The album presented an aspirational teenage fantasy of what adulthood would look like: dark and lustful, countless late nights bookended by turbulent relationships, soundtracked by gramophones, and scented by cigarette smoke. Its heavy guitar riffs, slinky vocals, and forlorn lyrics sounded like nightcrawling in a nameless city. It was the perfect soundtrack both to the soft grunge movement that had been brewing on Tumblr, and to sauntering down the street feeling cooler than you actually are.

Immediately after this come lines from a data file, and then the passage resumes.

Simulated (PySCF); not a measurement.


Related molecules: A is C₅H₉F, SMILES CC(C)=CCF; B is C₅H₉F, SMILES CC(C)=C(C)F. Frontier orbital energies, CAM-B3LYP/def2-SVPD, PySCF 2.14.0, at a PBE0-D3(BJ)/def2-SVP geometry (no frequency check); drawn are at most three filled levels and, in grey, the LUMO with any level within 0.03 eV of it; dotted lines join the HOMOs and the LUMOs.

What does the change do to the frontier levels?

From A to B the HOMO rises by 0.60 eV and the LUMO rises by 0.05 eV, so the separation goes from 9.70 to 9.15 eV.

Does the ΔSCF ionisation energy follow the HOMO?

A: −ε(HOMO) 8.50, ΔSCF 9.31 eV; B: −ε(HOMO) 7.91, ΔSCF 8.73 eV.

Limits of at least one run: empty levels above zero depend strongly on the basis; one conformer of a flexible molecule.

Literature on the origins of the movement is scarce, but soft grunge was a digital manifestation of the 90s nostalgia, adopted by teenagers drawn to dark, cold aesthetics that thinly veiled thick layers of emotion. In its most simple form, soft grunge perhaps one of the earliest examples of an internet “aesthetic”, immortalised by the countless black-and-white or VSCO P5-filtered photos of black boots, fishnet tights, BLK water, cigarettes and tennis skirts that circulated on the website. But soft grunge content also often evoked certain feelings or narratives: unrequited love, teenage sadness, and a kind of yearning to look a certain way, live in a certain city or kiss a certain person. On Tumblr, a platform that runs on the power of beautiful words and images, content that simultaneously expressed a sense of yearning and made it look good rose to the top.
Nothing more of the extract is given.